The Kings have left the building

We’ll have more on the playoffs shortly. Devin wanted to look at a team not in the playoffs that could really use some advice.

Sometimes it's just over.

It’s time to move on, Sacramento.

Now that it seems likely that the Sacramento Kings will be moving to another city in the near future, perhaps it’s time to reflect on how much the Kings have cost Sacramentans. Recently, Sacramento area journalist Dan Aiello did just that, starting with the circumstances surrounding the Kings’ arrival in Sacramento:

When Gregg Lukenbill and other investors bought the Kansas City Kings NBA franchise in the early 1980’s it wasn’t for the love of the game.

Lukenbill, a Sacramento developer who had purchased cheap flood plain acreage in the Natomas basin, wanted to develop his property in the same suburban sprawl fashion as East of the downtown. But Sacramento’s last citizen mayor, Anne Rudin, who believed in a strong downtown city core and despised the disjointed tract developments of Los Angeles and San Jose, had attained a majority of council members who agreed with her, that Natomas’ flood plain status precluded the area from development.

The majority of Sacramentans agreed with their mayor. This one was a no-brainer.  Afterall, on the map the area where Lukenbill owned land was called “The Natomas Basin.”  It didn’t get more obvious than that.

Enter the Kings.

Sacramentans have long resented their city’s second class status to the San Francisco Bay Area and were eager to gain a national sports franchise for years. Prior to the Kings arrival in 1983-84 for exhibition games and permanently for the 1985 season, there was much talk of building a baseball stadium in hopes of luring a national franchise like the Oakland A’s to the valley town.

Lukenbill shrewdly purchased the Kings in a thinly-veiled political maneuver to circumvent Rudin’s lock on the council, telling his fellow citizens of the Capitol City that he’d love to bring the Kings west, if only he could. You see, he spun, the only logical place for an arena was the Natomas basin and the council refused to let him build one.

Aiello goes on to talk about the recent attempt by the Maloofs to secure public money for their private business, in addition to how the development of the Natomas basin affected the city. You can get the rest of the article here; I recommend it.

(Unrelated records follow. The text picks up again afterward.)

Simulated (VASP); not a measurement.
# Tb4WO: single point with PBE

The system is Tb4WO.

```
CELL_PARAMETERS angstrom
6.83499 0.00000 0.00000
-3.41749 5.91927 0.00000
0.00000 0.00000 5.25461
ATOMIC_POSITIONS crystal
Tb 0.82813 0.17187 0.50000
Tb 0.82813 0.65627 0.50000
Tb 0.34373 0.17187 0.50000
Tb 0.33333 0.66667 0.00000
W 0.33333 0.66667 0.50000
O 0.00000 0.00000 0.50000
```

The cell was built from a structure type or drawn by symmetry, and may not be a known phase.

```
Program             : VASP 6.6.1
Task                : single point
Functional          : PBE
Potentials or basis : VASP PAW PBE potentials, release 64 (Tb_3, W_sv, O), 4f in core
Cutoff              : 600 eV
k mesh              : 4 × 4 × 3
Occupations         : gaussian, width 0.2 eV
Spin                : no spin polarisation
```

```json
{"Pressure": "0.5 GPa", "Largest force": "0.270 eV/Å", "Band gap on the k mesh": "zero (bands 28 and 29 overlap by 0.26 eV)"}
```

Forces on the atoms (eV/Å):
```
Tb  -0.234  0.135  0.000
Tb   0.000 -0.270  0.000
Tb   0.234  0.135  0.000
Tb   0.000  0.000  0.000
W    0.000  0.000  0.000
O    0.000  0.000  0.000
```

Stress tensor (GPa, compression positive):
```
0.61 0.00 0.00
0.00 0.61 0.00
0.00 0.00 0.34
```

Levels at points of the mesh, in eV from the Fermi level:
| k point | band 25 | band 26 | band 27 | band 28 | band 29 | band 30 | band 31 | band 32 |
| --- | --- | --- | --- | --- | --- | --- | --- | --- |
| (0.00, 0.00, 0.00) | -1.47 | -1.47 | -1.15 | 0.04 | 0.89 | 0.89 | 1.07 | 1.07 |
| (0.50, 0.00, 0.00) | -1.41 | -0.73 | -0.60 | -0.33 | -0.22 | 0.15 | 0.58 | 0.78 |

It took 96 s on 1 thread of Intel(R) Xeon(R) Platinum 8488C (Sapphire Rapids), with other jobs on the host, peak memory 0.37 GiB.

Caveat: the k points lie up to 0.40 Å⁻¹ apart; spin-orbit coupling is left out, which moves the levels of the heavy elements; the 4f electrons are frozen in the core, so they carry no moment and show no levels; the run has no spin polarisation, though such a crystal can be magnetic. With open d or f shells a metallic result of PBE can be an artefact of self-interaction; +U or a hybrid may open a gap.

It’s important to remember that, despite the investment of millions of public dollars, sports don’t help out local economies. The evidence is so clear that 85% of economists agree that local and state governments should not support professional sports. Residents of Sacramento should feel lucky enough that the Maloofs asked for so much public money that their city officials walked away from the bargaining table.